Jane Addams (1860-1935) led such wide-ranging life that it is difficult to describe her in a few words. It only scratches the surface to say that she was the co-founder of Hull House in Chicago, the nation's first settlement house; a founder of the fields of social work and sociology; a co-founder of the first national women’s trade union organization; one of the nation's first itinerant grassroots organizers; a leader of the suffrage movement; an international leader of the peace and women's rights movements; and the first American woman to receive the Nobel Peace Prize.
Consider that she was also an activist philosopher of pragmatism, a founding board member of the NAACP and the ACLU, the author of eleven books (for a list, see the link below; some of the books are available digitally, with links provided) and the most politically influential woman of her day. Her friends and colleagues included John Dewey, Frances Perkins, Ida Wells-Barnett, Theodore Roosevelt (sometimes), Florence Kelley, Julia Lathrop, and she was admired by many, including William Jennings Bryan, William James, Franklin Roosevelt, and Alinsky.
Jane Addams: Resources
Jane Addams wrote 11 books. Many of them have been reprinted in paperback by the University of Illinois Press. Her most famous book is a memoir, Twenty Years at Hull House, which is available in many editions, including digital. Beware, however, that the Macmillan Education edition, introduced and edited by Victoria Brown, is NOT the complete book, despite appearances. It is an excerpted edition.
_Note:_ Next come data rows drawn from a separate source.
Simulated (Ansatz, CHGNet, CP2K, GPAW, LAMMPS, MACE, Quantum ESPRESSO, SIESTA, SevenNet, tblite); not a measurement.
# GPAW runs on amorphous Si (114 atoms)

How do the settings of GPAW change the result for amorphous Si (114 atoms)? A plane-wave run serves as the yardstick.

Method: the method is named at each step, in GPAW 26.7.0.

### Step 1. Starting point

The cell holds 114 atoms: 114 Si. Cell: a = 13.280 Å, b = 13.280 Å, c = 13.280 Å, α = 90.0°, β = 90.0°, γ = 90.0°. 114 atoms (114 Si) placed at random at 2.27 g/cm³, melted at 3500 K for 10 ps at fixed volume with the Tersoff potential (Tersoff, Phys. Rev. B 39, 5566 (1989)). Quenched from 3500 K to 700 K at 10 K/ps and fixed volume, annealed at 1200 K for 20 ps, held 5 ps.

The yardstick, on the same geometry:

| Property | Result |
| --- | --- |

The University of Illinois Press has also reprinted a biography (1935) of Addams by her nephew, James Weber Linn. While factually inaccurate in places and with the natural biases inherent because Linn is writing about his family, the book is an invaluable original source for other biographers and delightful to read.
There are a number of short chronologies of Addams’s life on various websites, but all omit a great deal and most have errors. I have supplied this annotated chronology as a first attempt to supply a new and accurate digital resource. Suggestions and corrections welcome.
The Jane Addams Papers Project has produced two volumes of Selected Papers. The project web site contains a chronology, photo gallery, bibliography, and even sample documents! The project also published a masterful microfilm of the Jane Addams Papers, which some libraries own and others can borrow through Interlibrary Loan. The Editor of the microfilm is Mary Lynn McCree Bryan, the founder and director of the Jane Addams Papers Project.
There is a website about the connections between Addams's early peacework and the 10th anniversary of the adoption of U.N. Security Resolution 1325 by the United Nations.
In April 2017 David Brooks published a column about Jane Addams in the New York Times. I disagreed with his take on Addams, so I sent a letter to the editor of the newspaper, and it was published.